At sites with poor (connect-on-demand, or unreliable) network
connections, SMTP connections can often fail. In such situations it
might not be desirable for each workstation to queue the mail locally
for a later attempt. Under V8 sendmail it is
possible to specify a fallback host to which the
mail should instead be forwarded. One such host might be a central
mail hub machine.
The FallbackMXhost option specifies the name of a
mail exchanger machine (MX record) of last resort. It is given an
artificially low priority (high preference number) so that
sendmail tries to connect to it only if all
other connection attempts for the target host have failed.
Beginning with V8.12, the host specified for this option has its MX
records looked up, and those records are added (with artificially
high preference numbers) in place of the host. This can be prevented
(and the old behavior emulated) by surrounding the hostname with
square brackets.
Note that this fallback MX host is used only for connection failures.
Prior to V8.10, it is not used if the name server lookup fails.
Beginning with V8.10, this fallback MX host is also used if the name
server lookup fails. This option is available only for the
[IPC] delivery agent (See this section). Note that MX lookups are available only if
sendmail is compiled with NAMED_BIND defined
(NAMED_BIND).
The forms of the FallbackMXhost option are as
follows:
O FallbackMXhost=host configuration file (V8.7 and later)
-OFallbackMXhost=host command line (V8.7 and later)
define(`confFALLBACK_MX',`host') mc configuration (V8.7 and later)
OVhost configuration file (V8.6 deprecated)

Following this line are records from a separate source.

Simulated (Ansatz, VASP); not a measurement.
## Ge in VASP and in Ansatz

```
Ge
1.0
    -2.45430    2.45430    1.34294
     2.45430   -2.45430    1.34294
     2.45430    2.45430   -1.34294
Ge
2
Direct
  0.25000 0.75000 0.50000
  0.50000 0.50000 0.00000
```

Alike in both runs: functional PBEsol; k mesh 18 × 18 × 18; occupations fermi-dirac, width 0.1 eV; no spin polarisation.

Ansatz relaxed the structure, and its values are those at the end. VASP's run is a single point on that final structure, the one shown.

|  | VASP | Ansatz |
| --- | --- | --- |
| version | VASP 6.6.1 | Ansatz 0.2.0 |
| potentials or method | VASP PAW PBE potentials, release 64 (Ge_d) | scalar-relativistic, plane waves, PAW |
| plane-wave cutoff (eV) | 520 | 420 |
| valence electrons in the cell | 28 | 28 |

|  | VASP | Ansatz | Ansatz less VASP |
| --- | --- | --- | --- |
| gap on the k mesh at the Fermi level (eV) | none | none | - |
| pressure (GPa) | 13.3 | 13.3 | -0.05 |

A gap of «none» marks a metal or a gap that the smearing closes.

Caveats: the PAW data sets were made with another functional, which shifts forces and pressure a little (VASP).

-oVhost command line (V8.6 deprecated)
Here, host is of type
string and is the fully qualified domain name of
the fallback host. If host or the entire
option is missing, no fallback MX record is used. The effect of this
option can be seen by using the /mx rule-testing
command (Section 8.5.2).
The FallbackMXhost option is not safe. If
specified from the command line, it can cause
sendmail to relinquish its special privileges.